Webdriver over Websockets

JSONWire is a pure HTTP based protocol that uses discrete HTTP requests to automate the web browser or mobile devices. So for example, selecting an element would be one request, typing something would be another, clicking on a button be yet another request and so on. HTTP is a great protocal and can be used almost everywhere, but there are a number of shortcomings that we observe when we run a huge number of Webdriver based tests on the cloud at BrowserStack.

The Problem

Every interaction with the web browser via Webdriver requires a HTTP request. It involves opening a connection to the server, sending the request, getting the response and then closing the request. Thus we incur a cost on opening and closing the TCP connection for every request that we make.

               |           |
         open*-+->         |
               |           |
               |  request  |
               | *-------> |
               | <-------* |
               |  response |
               |           |
        close<-+-*         |
client         |           |  server
               |           |
         open*-+->         |
               |           |
               |  request  |
               | *-------> |
               | <-------* |
               |  response |
               |           |
        close<-+-*         |
               |           |

The situation improves when keep alive is enabled for HTTP requests. It allows the client to send subsequent requests on the same connection without the open and close steps in between. This saves a significant amount of time for each request. But sometimes the client needs to do some processing on its end, and if the keep alive timeout set by the server expires, it results in opening of a new connection over again.

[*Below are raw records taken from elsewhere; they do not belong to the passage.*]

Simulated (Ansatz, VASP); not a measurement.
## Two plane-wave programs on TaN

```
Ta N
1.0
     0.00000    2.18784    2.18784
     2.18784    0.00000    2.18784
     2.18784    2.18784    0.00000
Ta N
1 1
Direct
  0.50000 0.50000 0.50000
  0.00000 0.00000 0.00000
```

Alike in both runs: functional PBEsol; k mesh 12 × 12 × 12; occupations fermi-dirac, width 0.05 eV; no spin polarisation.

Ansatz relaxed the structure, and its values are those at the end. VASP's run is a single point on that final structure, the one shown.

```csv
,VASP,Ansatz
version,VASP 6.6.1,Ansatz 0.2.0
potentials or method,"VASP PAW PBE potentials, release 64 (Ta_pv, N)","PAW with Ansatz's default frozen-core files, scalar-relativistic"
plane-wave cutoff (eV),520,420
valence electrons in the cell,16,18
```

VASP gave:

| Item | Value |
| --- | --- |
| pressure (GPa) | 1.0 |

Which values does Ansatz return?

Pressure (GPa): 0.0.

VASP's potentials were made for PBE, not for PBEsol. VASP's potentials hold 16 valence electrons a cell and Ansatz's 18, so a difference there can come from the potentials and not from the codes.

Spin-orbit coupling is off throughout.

Essentially, this manifests as increased duration for the test to run since each operation has extra latency involved in the process.

Finding a way

Websockets are a relatively new thing, but it fits the requirements of the Webdriver protocol better. It allows full-duplex communication over a single TCP connection. Thus the opening and closing of the connection is done only at the start and end of the session. It also allows for bi-directional passing of messages between the client and server, which makes it suitable to push commands to the browser and get the results back in realtime, when the tests are running remotely over the internet.

                 |           |
 websocket open*-+->         |
                 |           |
                 | messages  |
      client     | *-------> |  server
                 | <-------* |
                 |           |
websocket close<-+-*         |
                 |           |

To test this idea, I wrote a thin proxy that translates between the Websocket and HTTP protocol. The idea is that this proxy will be present on the machine that will actually run the browser that be automated via Webdriver. The Webdriver client libraries will connect to the proxy over Websockets to send the commands. The proxy will locally connect to the Selenium JAR and send in the requests as raw HTTP. Since these HTTP requests happen on the same machine, the latency is minimal. Of course, we would need a custom Webdriver library that can speak the Websockets protocol.

The source code for the same can be found in ws-webdriver repository on GitHub.

Benchmarks

To see how much difference would Websockets make over traditional HTTP I decided to benchmark a test suite. I forked WebdriverIO client library and patched it to support the Websockets protocol for my proxy. The fork can be found on my GitHub. Since the real difference shows when tests are run over the internet, I created a ngrok tunnel to my machine. Then I ran the WebdriverIO test suite with the remote URL of the ngrok tunnel. There was a remarkable difference in the test running duration.

Webdriver HTTP requests:         9 min 31.68 sec
Webdriver over Websockets:       5 min 55.63 sec

This chips off quite a bit of time from long running Webdriver tests and since Websockets is an open protocol we can write out own client libraries to send the Webdriver commands via it. Contributions are always welcome!